Sexual intimacy never really seems to have been about procreation only, and while adultery is a major sin sex-for-pleasure’s-sake never seemed to be, or even non-consentual non-procreative sex: raping female PoWs was permissible. The sex for children only addendum seems to have been tacked on by fanatics far later. (There were also fanatics who allowed sex but not procreation; the word bugger [for anal sex] comes from Bulgar which was a term applied to Albigensians [not sure what the Bulgar/ian association was, if any] who, at least by rumor, practiced anal and other non-procreative sex acts because they believed they were living in the final days and didn’t want to complicate it with having kids.)

Orthodox Jews invented the shotgun marriage 5000 years before there were shotguns.

Of course, many women in those days also died in childbirth, usually after their third or forth child and only had a life-expectancy of what, 30 to 40 years old? They needed to have kids that often in order to keep the population level. Modernly, I believe that the average American has 2.5 children born to them in their lives. Thus, the fact that they used to have children every 1-2 years isn’t pertinent to this discussion really.

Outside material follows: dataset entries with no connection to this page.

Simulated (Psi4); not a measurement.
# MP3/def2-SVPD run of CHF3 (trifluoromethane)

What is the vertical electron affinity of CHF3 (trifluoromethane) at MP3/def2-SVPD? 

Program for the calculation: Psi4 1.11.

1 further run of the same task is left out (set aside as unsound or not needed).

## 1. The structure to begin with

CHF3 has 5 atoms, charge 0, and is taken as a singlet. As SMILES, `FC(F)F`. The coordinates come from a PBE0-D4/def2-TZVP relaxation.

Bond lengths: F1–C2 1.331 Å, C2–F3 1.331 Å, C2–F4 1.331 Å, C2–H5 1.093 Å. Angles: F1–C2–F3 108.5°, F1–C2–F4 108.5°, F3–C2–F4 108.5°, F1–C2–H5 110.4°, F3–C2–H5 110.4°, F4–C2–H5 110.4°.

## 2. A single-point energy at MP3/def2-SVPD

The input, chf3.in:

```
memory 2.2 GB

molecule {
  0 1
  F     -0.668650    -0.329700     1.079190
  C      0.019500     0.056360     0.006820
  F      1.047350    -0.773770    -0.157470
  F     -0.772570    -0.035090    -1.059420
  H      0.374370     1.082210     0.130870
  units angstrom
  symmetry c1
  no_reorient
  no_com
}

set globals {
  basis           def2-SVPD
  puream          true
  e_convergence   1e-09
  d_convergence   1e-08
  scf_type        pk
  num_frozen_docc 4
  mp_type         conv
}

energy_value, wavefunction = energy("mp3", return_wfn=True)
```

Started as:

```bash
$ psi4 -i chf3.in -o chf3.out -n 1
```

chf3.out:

Now, if no one where capable to have kids outside of marriage in this alternate universe, I think the population would probably drop a bit, seeing as many people today are so concerned with working and earning money instead of making a family.

40% of babies in the US are born out of wedlock, 60% to married parents. cite.

By race (US only):
83% of asian babies are born to married parents
72% of white babies are born to married parents
49% of latino babies are born to married parents
35% of native american babies are born to married parents
28% of black babies are born to married parents

Second that! Some sects (like modern american fundies) insist on interpreting it according to their own culture, rather than understanding it according to the cultural values of the people who actually wrote it. They are definitely not a good guide to what it actually says.

What’s all this “probably”? Surely for 1000s of years, it was common for people to have children only in marriage in several societies? And they didn’t die out?

Why does it only have to be the Bible, too? Humans were procreating plenty before the New Testament was written and in some cases even before or around the time of the Old Testament without ever having read it. The Upanishads and Vedas say our duty is also to procreate; I’m sure Shinto and the like also tell people to make more people. Because every religion needs MORE worshipers.

I find generally it is non-religious people who delay or even skip childbirth, generally.

Um, okay. If from that one single story someone extrapolated the whole principle that birth control is a sin which millions of people bought into, how did they explain away God’s specific command to impregnate your widowed sister-in-law, which very few Christians seem to do?

Religion is funny.

Seems like if we’re having sex like the Bible wants, there’d be lots more kids.

Humans are not capable by living by the law, which includes the sexual restrictions, so the OP is impossible. God never intended us to live by that law or any hard coded law, but just to live in Love with Him and each other. By placing these restrictions on is we will learn that we can’t follow hard and fast rules, were never meant to, and come to God because there has to be another way, which there is in Jesus.

Moving thread from IMHO to Great Debates.

I think there was a sect of them in the Bulgarian area. I’ve also seen it spelled Bogomil. Basically, the Bogomils, Albigensians & Cathars were all supposed to be different branches of the same Gnostic dualist, Christian-Manichean movement with taught Jehovah was the Dark Demi-God of Material Creation while Jesus was sent by the Good God of Light & Spirit to save of from slavery to Jehovah & His material realm. Reproduction just puts more pure spirits in bondage to material shells & gives Jehovah more souls to enslave. Also, all matter being evil & all spirit being good, these dualists were accused of believing that nothing they did sexually/materially really did damage to their spirituality so anything sexual was OK as long as it didn’t result in childbirth. Of course, there were also Gnostic dualists who believed in maintaining spiritual purity by indulging in material pleasure as little as possible- thus celibacy, simplicity & even blandness of food were encouraged.